Pulling data from a remote host

Updated 2024-03-20, for Game Server 6.028

Introduction

Originally, the Rule Game Server analysis tools were designed to be used on the same host (sapir) on which the production Game Server was run. This meant that they were working directly with the data (the MySQL server database, and file store) accumulated by the production server.

In 2024, we have migrated the production server to one of the so-called Plesk hosts -- virual hosts running on the DoIT Shared Hosting hardware. Plesk hosts only give you a "chrooted shell", meaning that you can only run a limited number of shell commands on them. This would make it impractical to run the analysis software on those hosts.

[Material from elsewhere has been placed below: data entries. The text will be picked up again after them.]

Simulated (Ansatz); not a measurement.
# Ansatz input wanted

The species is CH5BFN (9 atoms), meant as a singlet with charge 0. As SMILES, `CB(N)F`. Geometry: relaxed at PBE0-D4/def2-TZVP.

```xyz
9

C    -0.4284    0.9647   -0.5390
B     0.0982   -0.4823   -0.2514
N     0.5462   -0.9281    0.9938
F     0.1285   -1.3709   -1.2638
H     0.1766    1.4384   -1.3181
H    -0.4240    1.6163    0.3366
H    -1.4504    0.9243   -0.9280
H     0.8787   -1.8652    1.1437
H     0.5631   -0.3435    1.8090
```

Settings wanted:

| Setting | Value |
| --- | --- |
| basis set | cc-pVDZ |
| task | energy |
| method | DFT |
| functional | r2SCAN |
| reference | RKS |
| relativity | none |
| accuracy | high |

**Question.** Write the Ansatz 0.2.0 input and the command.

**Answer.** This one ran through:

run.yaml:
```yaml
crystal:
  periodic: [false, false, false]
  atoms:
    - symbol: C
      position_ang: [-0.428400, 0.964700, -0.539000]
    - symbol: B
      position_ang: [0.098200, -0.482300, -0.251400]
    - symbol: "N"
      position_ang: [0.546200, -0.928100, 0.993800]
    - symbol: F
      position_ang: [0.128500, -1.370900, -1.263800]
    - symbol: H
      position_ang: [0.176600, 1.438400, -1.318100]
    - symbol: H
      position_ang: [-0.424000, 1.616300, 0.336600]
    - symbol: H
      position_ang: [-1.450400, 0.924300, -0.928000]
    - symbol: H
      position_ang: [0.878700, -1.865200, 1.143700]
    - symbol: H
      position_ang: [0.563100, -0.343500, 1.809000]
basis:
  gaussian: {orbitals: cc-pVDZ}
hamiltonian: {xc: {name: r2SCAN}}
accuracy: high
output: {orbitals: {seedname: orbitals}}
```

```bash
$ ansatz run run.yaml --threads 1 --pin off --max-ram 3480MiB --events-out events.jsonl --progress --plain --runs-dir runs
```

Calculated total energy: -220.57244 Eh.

Therefore, we now have to distinguish between the "web server host" (the Plesk host that runs the production Game Server instance and accumulates real data from experiments with a player population) and the "analysis host" (the host under your full control, on which you run the analysis software). This document describes the process whereby you can pull the snapshot of the remote host's (web server host's) data to your local host (the analysis host), so that you can work on it using your analysis tools.

How does this all work?

The data accumulated by a Rule Game Server instances consist of two parts: a MySQL database and a set of CSV files saved directly in the server host's file system. The Rule Game Server's master configuration file (normally sittin in /opt/w2020/w2020.conf) specifies the location of these two parts, i.e.the name of the MySQL database (usually game) and the directory for the CSV files (usually /opt/w2020/saved). The analysis tools, when you run them without the -config option, look up the location of the data in the master configuration file on the host where you run them.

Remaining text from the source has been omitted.